I love a road trip. Actually, I should be more precise, I love a road trip that includes the Karoo. For those of you from elsewhere in the world, the Karoo is the semi-arid interior of South Africa. Let’s just say it’s not densely populated, but for me isolation is one of its attractions. I also love the way things happen at a different pace. People are different, with a wholesomeness which the cynical would say borders on the naïve. And, while it’s a region that these days is not very wealthy, there was a time when the wool industry made these the richest farmers in the country.
When the going was good they built stately homes, so when you visit, there is also this sense of nostalgia, as you get a sense of a life that was, but which no longer exists.
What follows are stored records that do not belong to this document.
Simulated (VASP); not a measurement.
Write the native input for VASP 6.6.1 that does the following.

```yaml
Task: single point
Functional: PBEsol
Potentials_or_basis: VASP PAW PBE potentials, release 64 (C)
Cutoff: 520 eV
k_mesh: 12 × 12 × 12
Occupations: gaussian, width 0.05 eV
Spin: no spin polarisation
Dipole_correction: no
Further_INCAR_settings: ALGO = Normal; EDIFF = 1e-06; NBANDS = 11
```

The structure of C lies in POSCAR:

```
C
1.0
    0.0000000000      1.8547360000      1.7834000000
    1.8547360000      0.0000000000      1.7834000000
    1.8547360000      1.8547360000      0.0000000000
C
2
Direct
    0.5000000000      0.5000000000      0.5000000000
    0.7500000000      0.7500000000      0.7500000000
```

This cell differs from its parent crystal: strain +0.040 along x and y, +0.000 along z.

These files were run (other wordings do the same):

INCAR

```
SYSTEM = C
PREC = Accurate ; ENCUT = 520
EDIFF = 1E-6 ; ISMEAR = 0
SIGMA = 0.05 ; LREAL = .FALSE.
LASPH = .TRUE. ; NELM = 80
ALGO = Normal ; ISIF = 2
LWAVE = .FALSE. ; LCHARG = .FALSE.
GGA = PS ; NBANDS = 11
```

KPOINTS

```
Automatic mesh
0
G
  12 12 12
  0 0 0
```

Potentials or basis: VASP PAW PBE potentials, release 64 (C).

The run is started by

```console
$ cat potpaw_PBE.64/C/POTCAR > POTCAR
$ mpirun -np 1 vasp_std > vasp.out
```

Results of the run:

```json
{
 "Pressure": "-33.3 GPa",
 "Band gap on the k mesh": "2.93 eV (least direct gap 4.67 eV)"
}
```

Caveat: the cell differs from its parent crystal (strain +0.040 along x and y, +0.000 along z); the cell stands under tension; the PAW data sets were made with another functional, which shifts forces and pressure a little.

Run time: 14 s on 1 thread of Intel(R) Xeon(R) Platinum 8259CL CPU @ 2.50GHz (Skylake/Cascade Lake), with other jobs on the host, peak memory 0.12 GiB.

We left Stanford after Easter weekend and drove to Touws River via Villiersdorp and Worcester. Our first night was planned for the Aquila Game Reserve, which boasts the Big Five, just two hours’ drive from Cape Town. We arrived in time for the afternoon game drive, which may well have been one of the coldest experiences of my life. It took several glasses of Jerepigo to thaw me after that!
My views will not be that of the majority. I’m sure that hundreds, if not thousands, of foreign visitors are delighted to be able to put a tick next to Rhino, Elephant and Lion, all in the space of 30 minutes. For me, Aquila is a glorified zoo, selling overpriced alcohol and serving very sad food. Even on a half-price deal the visit was expensive.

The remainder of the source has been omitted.